Over at https://bugs.torproject.org/9316, we are working on having BridgeDB export metrics. The patch is almost done and I deployed the work-in-progress code on BridgeDB, so we can take a look at the metrics and think of ways to improve them. The metrics format encodes the approximate number of requests per distribution mechanism per transport per country per success/fail. All numbers are rounded up to the next multiple of 10. The last field, "none", will be used for an anomaly score and is currently unused.
For example, the line
bridgedb-metric-count email.obfs4.riseup.success.none 10
tells us that there have been 1-10 successful email requests for obfs4 coming from Riseup addresses.
I attached 24 hours worth of metrics to this email. Keep the following issues in mind:
* My feature branch hasn't been reviewed yet and likely still has bugs, so take all numbers with a grain of salt.
* The country codes are based on Debian stretch's geoip-database, which is slightly outdated and uses Maxmind's far-from-perfect GeoLite database.
* The country code "??" refers to geo-location failure or lack of IP addresses (in the cast of moat). The country code "zz" refers to a request from a Tor exit relay.
Some observations:
* Gmail sees much more use than Riseup. That's no surprise.
* The email distributor sees more vanilla than obfs4 requests. I wonder to what degree this is caused by the poor UX of the email distributor.
* For HTTPS, many countries have a fail and success bucket of 10 each. I would expect this to be at least one user who failed the captcha at least once before finally getting it right.

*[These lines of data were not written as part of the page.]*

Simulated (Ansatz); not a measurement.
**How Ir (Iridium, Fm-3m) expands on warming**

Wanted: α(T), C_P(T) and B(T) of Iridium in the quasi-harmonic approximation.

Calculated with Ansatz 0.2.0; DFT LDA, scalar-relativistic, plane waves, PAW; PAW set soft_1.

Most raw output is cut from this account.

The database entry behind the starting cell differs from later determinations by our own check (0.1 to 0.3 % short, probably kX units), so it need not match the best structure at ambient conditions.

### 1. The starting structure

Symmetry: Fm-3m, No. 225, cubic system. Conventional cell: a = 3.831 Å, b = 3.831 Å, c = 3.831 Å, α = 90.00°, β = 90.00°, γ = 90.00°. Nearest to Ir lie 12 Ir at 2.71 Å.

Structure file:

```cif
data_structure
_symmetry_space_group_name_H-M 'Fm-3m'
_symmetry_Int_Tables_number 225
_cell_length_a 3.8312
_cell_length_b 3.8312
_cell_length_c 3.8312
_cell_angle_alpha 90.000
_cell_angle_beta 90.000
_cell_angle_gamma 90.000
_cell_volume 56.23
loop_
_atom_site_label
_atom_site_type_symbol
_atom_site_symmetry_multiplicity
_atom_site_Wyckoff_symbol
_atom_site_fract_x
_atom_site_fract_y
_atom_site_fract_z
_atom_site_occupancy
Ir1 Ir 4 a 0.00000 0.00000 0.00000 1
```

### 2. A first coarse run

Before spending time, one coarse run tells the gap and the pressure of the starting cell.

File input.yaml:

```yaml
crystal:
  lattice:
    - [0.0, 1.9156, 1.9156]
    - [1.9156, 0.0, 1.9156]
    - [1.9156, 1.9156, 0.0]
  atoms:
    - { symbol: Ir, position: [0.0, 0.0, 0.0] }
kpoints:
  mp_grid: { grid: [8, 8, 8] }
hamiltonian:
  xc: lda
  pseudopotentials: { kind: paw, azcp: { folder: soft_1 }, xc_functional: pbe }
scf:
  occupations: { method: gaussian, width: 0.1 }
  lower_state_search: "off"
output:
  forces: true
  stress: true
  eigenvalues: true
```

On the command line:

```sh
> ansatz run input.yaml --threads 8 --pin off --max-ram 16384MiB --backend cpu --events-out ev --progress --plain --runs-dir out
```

* The captcha success rate for obfs4 over moat is 54%. That's very low and must cause lots of frustration for users. This is a known issue that's tracked in this ticket: https://bugs.torproject.org/29695
* Ignore the large amount of HTTPS requests from "zz" -- I expect the vast majority of these to be a bot that's interacting with BridgeDB over exit relays.
After a cursory look at the numbers, I would like to aggregate the data, to make it easier to compare distributors, transports, and countries. For example: how do moat, email, and HTTPS rank in popularity? I'll improve the patch to keep track of these numbers in separate metrics.
Any thoughts or suggestions?
Cheers, Philipp